LAURA VILLAGE, Marshall Islands — Holding in his hand a bunch of what he called mountain apples, Steve Lepton grinned like a kid with a new toy.
“Oh, it’s good,” he said. “Yesterday I didn’t find any fruit on this one. Wow, this is great. They’re getting red.”
The delicate little fruit is crunchy like an apple and sweet. It’s a popular snack in the Marshall Islands, Lepton told The WorldPost, but kids pickle it with salt and Kool-Aid, which defeats the purpose of eating fruit in the first place.

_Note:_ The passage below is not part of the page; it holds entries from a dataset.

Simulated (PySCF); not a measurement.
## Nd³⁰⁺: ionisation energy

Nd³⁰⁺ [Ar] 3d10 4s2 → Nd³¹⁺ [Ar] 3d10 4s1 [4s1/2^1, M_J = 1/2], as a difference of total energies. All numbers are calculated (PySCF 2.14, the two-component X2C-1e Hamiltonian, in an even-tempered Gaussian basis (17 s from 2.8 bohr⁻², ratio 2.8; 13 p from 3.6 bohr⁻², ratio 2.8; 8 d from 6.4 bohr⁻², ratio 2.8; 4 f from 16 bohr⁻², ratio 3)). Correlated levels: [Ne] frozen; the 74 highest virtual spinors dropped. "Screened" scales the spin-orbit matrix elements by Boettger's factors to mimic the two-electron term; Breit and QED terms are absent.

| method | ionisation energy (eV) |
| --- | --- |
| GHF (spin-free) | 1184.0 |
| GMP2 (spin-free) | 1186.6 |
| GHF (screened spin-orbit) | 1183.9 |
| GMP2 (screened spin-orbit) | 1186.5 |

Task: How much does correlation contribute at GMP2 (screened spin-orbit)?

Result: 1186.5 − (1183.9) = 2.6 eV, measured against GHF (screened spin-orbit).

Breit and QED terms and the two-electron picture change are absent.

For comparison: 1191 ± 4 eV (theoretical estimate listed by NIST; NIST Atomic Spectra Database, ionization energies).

As the Global Climate and Health Alliance made clear with an announcement on Dec. 5, small and low-lying islands like the Marshalls that are most at risk of climate change also face intense health issues related to a warmer planet. These dangers come from heat stroke and tropical illnesses like dengue fever, the Alliance warned. Hundreds of thousands of people could die.
But health issues not related to climate are a more immediate problem here. Sixty-five percent of people in the Marshall Islands are overweight or obese, according to a 2013 study funded by the National Institutes of Health — slightly less than in the U.S. More than one-third of Marshall Islanders have diabetes, according to the International Diabetes Federation, one of the highest rates in the world. Only two places — Tokelau and Micronesia, both neighbors of the Marshall Islands — have higher rates.
Eating habits here have changed since the old days, when fish and fruit provided all the nutrients humans needed to survive in this paradise. Today, rice, flour and meat are the base of almost every breakfast, lunch and dinner. Almost all of it is imported — at high prices. The Marshall Islands produce no rice, no wheat, no cattle. The diet has contributed to an unhealthy lifestyle.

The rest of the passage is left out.